Saturday, July 16, 2011

Early Victorian Era Fashion Plate - July 1852 Le Moniteur de la Mode

Early Victorian Era Fashion Plate - July 1852 Le Moniteur de la Mode

Description of the Engravings - No. 331

1st Figure - Visiting Toilet - Bonnet of sewed rice straw, trimmed with taffeta ribbons and decorated with roses without foliage.

The brim is set low in front, and spreads from the cheeks and chin. About half an inch from the edge outside is a silk ribbon an inch and a half wide, sewed at both edges and slightly gathered. Two pieces of ribbon, one at the joining of the brim and crown, the other at the edge of the crown, meet on each side under a tuft of roses mixed with bows and ends of ribbons barely an inch wide. The curtain is taffeta and bordered with a ribbon plaited like that on the brim.

The inside consists of plaited ribbons with a bonnet cap of white blond mixed with tufts of roses; the broad strings are fastened under the brim.

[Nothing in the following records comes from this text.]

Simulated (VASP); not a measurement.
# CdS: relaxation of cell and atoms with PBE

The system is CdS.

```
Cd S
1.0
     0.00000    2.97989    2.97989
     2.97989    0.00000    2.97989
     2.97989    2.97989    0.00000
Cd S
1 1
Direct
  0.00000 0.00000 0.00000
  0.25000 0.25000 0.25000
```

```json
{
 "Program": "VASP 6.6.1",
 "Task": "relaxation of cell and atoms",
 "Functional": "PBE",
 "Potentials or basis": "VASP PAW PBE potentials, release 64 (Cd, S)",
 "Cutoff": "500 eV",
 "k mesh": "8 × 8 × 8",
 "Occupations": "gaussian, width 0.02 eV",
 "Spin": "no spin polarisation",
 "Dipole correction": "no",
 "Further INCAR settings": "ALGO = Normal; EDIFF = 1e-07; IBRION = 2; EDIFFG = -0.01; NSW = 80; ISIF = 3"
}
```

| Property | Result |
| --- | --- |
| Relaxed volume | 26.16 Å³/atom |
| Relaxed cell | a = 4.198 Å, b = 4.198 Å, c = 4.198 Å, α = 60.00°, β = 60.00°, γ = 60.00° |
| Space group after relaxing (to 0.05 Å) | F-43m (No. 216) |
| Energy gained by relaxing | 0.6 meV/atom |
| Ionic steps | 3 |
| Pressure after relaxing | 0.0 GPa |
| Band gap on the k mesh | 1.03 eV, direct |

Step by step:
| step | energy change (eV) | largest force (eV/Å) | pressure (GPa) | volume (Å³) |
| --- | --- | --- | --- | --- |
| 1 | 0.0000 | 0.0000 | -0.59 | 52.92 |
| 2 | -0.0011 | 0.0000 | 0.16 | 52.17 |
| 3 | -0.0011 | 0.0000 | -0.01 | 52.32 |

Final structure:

Dress of embroidered muslin.

Body plaited sheaf-fashion, the plaits starting from the shoulder. The edge, in front, is trimmed with a bouillonne through which a silk ribbon is run. A similar bouillonne ornaments the end of the sleeve, and the ribbon passes out on the arm to make a bow. Two festooned bands decorate the body. The basquine, gathered at the waist, is composed of five very small plaits under the waistband. The lower part forms large vandykes with a double festoons, and a flower in the middle of each. The same trimming completes the sleeve, above the bouillon of which are also some small plaits.

The skirt, gathered full, is plain for 10 inches at top, and then plaits at regular intervals for a depth of 6 inches.

A flounce of from 12 to 16 inches deep is sewed under the last of the plaits of the skirt. This flounce is very little gathered, but it is put on so as to form a large flute for each scollop so as to set off the embroidery. Under the flounce there are again plaits for 6 inches, but the scollops of the flounce cover the upper part of them. The bottom of the skirt is finished by a plain hem.

The mentelet consists of a scarf low in the neck, short, and narrow, and ending in a point in front, at the bottom of which is a flounce 12 inches deep. The outer edge of the scarf is festooned in small indentations, and covered with embroidery. The flounce that completes it is festooned and embroidered like that of the skirt, and has besides a sprinkling of lowers on the ground.

Bonnet of tulle, pinked taffeta and lace.

The brim is plain tulle: it forms a point in front and at the sides. It is bordered by a ruche neigee (snow ruche) which sets off the sides and rolls very thick, so as to form a dahlia near the ear on each side.

The crown, which sits back on the head, is of an oval form, plaited lengthwise; a ruche neigee goes round the top. From this ruche begins a taffeta frill gathered with pinked edges. On this frill is a lace of somewhat less width; a bow with two ends falls behind; two strings also hang down at the sides.

2nd Figure - Home Toilet - Taffeta redingote with moire bands; the moire trimmings are edged on each side with a taffeta bias, rather under half an inch wide, and which stands in relief. The joining of the biais and the moire is concealed by a braid about the width of a lace.

A moire band with its edges trimmed with biais follows the outline of the body. Three inches wide at top, it narrows to half the width at the waist, and is then continued about 2 1/2 inches wide on the lappet.

The skirt is trimmed with five moire bands with biais at their edges. These bands are of graduated widths; the top one is 8 inches from the waist, and two inches wide. The interval between each one and the next is 4 inches; the lowest band, which is 4 inches wide, is placed 2 inches from the bottom of the skirt.

On the body there are two rows of moire and three on each band of the skirt. These gradually diverge towards the bottom. These last form a width of apron of 32 inches. (The posture of this figure masks the right side of the skirt, and consequently only the middle row and that on the left side are to be seen.)

The sleeves, half wide, are terminated by a cuff turned up with moire and a biais on the edge.

A row of white lace follows the outline of the body. We see the chemisette composed of a row of lace, an insertion, and round plaits from top to bottom of thin muslin. A muslin bouillon comes below the sleeve; it is fastened at the wrist by a band finished off with lace.